Movie Critiques
Resources
Top 20 Problems
Human Condition
Advanced
What Kind World?
Read for Fun
Home Page
Reference Shelf
Story Ideas
Mission
Notices
-->

Paranoia


Do we want a world in which paranoia reigns?

Copyright © 2003 Dorian Scott Cole

This is a second commentary about fundamentalist and ultra-conservative mindsets, and the susceptibility of these mindsets to become hijacked by leaders, to become radical and violent.

Is there an "us against them" mentality sweeping the US because of the US position on Iraq? In a previous article, I wrote that fundamentalists can become isolated and paranoid. The lack of contact with the outside world, and the idea that the world itself is bad, leads them to believe that everyone is out to get them. I am hearing similar rumbling on a larger scale regarding the US in its leadership role.

The US has had some important successes in world leadership in important causes that involved military intervention. In 1991, the US won a UN mandate to get Iraqi troops out of Kuwait. A few years ago, the US led a coalition of NATO forces against the Serbs, stopping a radical regime that was bent on ethnic cleansing. Failing in the UN to get such a mandate, the US, with dogged determination, won enough support from allies to end the problem for several Eastern European countries.

Why today can the US not hasten the time frame for Iraqi disarmament? Why can the US not lead the UN into a new resolution toward that end?

The US did not win over the UN before to intervene with the Serbs. While I have recommended in previous articles that the UN is the most appropriate route to take to get intervention for the people in countries that desperately need it, the UN is a body of many disparate parts that find it very difficult to agree. Each country has interests that can not easily be put aside, and there are a variety of opinions expressed in the UN.

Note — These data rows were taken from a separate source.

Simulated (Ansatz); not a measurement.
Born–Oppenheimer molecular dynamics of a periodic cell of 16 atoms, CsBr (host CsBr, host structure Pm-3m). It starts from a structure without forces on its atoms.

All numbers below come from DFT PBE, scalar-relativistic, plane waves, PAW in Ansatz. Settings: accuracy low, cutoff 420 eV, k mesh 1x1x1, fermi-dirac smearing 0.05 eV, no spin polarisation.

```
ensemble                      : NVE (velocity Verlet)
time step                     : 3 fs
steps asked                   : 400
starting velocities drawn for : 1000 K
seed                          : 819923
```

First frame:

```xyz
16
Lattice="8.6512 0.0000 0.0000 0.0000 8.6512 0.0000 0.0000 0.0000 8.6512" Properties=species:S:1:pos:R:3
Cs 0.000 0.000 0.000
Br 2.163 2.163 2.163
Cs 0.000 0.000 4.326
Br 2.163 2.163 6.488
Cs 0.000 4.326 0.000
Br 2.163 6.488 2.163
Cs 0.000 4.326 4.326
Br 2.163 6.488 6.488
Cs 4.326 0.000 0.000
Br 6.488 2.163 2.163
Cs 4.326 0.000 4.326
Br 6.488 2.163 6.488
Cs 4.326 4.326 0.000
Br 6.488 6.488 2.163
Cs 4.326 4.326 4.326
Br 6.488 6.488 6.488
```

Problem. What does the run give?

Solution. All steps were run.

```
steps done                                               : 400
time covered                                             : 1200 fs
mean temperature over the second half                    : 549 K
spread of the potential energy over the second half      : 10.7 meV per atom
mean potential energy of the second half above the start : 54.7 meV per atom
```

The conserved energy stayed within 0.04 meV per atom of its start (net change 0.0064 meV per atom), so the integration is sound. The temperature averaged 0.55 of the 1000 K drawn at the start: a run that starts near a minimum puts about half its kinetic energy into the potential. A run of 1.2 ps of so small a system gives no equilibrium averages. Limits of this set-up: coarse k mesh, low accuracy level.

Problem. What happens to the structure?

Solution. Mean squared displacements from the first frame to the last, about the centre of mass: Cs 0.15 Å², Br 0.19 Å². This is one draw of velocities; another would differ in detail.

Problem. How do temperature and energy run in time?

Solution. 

The UN Security Council is made up of countries large and small, and the small ones could easily be bullied by the larger countries into decisions that can imperil them or their economy. If these countries begin voting to intervene in what are largely internal crises (as with the Serbs, and which lacks proven evidence in Iraq regarding disarmament), they leave themselves open to the same type of intervention. Stopping an attack on another country is something the UN seems ready to do. Intervention in other countries' internal decisions and actions, such as with the Serbs and in Iraq is a much larger step.

The UN is no more unbiased than the individual nations that comprise the body. As we are experiencing with France, Russia, and Germany, other nations have a different perspective on Iraq, and this is reflected in the UN. But I believe the UN is still the best place for countries to lobby for the individuals within other countries, and get resolutions for intervention. If the UN proves unable to protect others, then a coalition of countries may appear, and operating outside of UN sanction is not only a dangerous option, but a very expensive one for countries that are willing to take part.

What I am hearing today in the US is a passionate outcry against the UN and any country within it that opposes the US push for new resolutions that would lead to military intervention in Iraq. I'm hearing that all of those "other countries" have it in for the US and are using this, one way or another, to strike back at the US. Does this sound like paranoia? I'm hearing that the French not only have it in for us, but have all kinds of cultural, political, and economic (oil, trade, war spoils) motives for lobbying against the US plan. While the US says this conflict is not about oil, commentators within the US say that for France this is about all of these selfish reasons. Does this sound like the paranoia is deepening? US citizens are demonstrating against the French, threatening to cease buying French products and to cease traveling to France to hurt them economically - does this sound like paranoia that is deepening into hate and violence? Does this sound like the US any of us know and the things that we stand for?

I'm not a French apologist (defending or justifying). I don't know what French President Jacques Chirac knows, or Putin, or Saddam Hussein, or Bush, or the CIA. I do know that tensions run very high in the weeks leading up to war, and this heightened sensitivity pushes people to do and say very irrational and damaging things that they later regret.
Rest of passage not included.